5. Andy Samberg wore Supreme before it was cool… until “Lazy Sunday” blew up.
As another exercise in thriftiness, Samberg’s wardrobe for the shoot consisted of his actual coat: a black-and-red, fur-lined parka he had taken a shining to in New York’s original Supreme store. After the video’s wild success, Samberg couldn’t wear the coat in public, lest he be recognized as the “Lazy Sunday” guy.
“This was the collateral damage of ‘Lazy Sunday’ that no one likes to talk about,” Taccone joked to GQ. Samberg would eventually bust the jacket out of his closet to perform “Lazy Sunday” on Late Night with Jimmy Fallon in 2010, and again for his SNL farewell opus, “Lazy Sunday 2.”
6. The video’s success extended beyond YouTube.
The Lonely Island quickly got a sense of how impactful “Lazy Sunday” had been. Ten days after the sketch aired, the New York Times’ Dave Itzkoff profiled the video and the group behind it. With all eyes upon them and SNL on holiday break, The Lonely Island’s agents encouraged them to fly to Los Angeles for “a round of high-level meetings” with studio heads. It was a quantum leap from when the trio had departed L.A. for SNL just months earlier.

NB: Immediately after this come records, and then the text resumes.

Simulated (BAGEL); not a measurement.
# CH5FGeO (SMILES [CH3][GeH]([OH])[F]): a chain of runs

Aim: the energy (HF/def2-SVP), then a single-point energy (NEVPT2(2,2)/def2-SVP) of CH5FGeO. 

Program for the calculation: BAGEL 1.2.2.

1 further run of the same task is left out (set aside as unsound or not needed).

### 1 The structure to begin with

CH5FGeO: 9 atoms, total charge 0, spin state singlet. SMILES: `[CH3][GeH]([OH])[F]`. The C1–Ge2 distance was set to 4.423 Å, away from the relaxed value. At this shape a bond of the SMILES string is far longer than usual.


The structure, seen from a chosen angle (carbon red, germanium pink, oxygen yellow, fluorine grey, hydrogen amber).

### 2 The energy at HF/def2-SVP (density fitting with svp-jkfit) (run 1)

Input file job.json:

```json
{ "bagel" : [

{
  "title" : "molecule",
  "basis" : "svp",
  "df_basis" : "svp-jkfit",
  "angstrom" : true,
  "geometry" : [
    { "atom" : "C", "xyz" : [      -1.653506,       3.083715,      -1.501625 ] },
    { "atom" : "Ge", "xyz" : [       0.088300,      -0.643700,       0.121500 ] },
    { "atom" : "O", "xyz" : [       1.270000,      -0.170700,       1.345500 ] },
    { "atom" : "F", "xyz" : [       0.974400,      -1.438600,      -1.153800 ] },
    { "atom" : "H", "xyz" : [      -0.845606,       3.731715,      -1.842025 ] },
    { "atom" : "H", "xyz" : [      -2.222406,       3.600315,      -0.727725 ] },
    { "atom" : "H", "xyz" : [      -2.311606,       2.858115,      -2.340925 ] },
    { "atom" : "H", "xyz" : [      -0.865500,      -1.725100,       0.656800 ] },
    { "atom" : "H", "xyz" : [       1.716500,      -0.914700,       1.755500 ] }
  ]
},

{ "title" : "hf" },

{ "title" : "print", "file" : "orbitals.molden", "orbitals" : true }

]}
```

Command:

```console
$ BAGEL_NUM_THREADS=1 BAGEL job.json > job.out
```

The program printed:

“All of a sudden we went from, like, unemployed, $70,000-budget pilots to meeting with studio heads at movie companies,” Schaffer recalled on the podcast.
The attention also came from within SNL’s ranks. In the Times profile, Parnell recounted how he had gotten a call shortly after “Lazy Sunday” aired. It was from castmate Maya Rudolph, who was out on maternity leave at the time, and her partner Paul Thomas Anderson, calling to congratulate him on what they knew would be a hit sketch.